George Stubbs


published 1789

Not on display

George Stubbs 1724–1806
Engraving on paper
Image: 530 × 707 mm
Transferred from the British Museum 1983

Catalogue entry

T03779 LABOURERS published 1789

Engraving, mixed method, image and plate 20 7/8 × 27 7/8 (530 × 707) on hand-made wove paper closely trimmed to plate-mark (lower right edge cut within image) Writing-engraving within image bottom centre ‘LABOURERS. | Painted, Engraved & Published by Geo. Stubbs, 1 Jany. 1789, No. 24, Somerset Street, Portman Sq. London.’; on the back, stamped twice by the British Museum (i) on accession, with no. 1865-1-14-905; (ii) on transfer, like T03778
Transferred by the Trustees of the British Museum 1983
Prov: ...; purchased by the British Museum from Mr Daniell (see T03778) 1865; transferred to the Tate as a duplicate 1983
Lit: Basil Taylor, The Prints of George Stubbs, 1969, no.15, repr. p.47 from another impression; Richard Godfrey, ‘George Stubbs as a Printmaker’, Print Collector's Newsetter, XIII, no.4, 1982, p.116; Judy Egerton, George Stubbs, 1984, p.47

Probably engraved after the oil painting of 1779 (National Trust, Upton House, Lord Bearsted Collection), in reverse direction, centering the group of labourers, cart and dog and omitting part of the background, including the view of the lodge and park at Southill. In Stubbs's print prospectus of 1788 (see T03778), ‘Labourers’ was advertised as a companion to ‘Farmer's Wife and Raven’, price £1.6s.od. each.

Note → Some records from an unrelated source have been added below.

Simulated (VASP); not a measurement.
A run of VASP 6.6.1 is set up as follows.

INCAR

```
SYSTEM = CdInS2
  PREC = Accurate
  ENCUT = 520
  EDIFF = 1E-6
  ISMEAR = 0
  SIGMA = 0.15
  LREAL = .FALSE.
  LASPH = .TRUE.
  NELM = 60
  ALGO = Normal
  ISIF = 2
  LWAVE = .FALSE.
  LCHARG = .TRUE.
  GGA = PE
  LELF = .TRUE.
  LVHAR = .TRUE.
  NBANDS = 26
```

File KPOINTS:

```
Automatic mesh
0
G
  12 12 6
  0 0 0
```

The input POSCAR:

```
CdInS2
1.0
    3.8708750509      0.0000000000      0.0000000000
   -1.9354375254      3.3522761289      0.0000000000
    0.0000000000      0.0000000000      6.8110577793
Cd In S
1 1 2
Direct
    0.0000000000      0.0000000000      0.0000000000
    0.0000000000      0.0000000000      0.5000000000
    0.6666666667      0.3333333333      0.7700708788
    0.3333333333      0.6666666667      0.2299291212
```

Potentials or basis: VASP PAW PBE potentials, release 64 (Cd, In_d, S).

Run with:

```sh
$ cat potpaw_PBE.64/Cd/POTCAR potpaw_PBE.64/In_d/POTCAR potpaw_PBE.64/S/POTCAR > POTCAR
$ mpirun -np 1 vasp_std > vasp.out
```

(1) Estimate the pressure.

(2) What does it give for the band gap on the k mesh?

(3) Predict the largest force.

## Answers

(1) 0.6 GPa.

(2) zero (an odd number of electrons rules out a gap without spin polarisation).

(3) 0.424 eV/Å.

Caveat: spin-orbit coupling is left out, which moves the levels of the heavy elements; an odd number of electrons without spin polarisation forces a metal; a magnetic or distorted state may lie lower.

Godfrey draws attention to ‘one small but significant detail, indicative of his [Stubbs's] concern with the smallest facet of his prints: even the inscription spaces, planted at the center base of the designs, contribute to their careful balance, and indeed in the “Labourers” ... the inscription block takes on a physical role as a support for a brick that presses down its corner’.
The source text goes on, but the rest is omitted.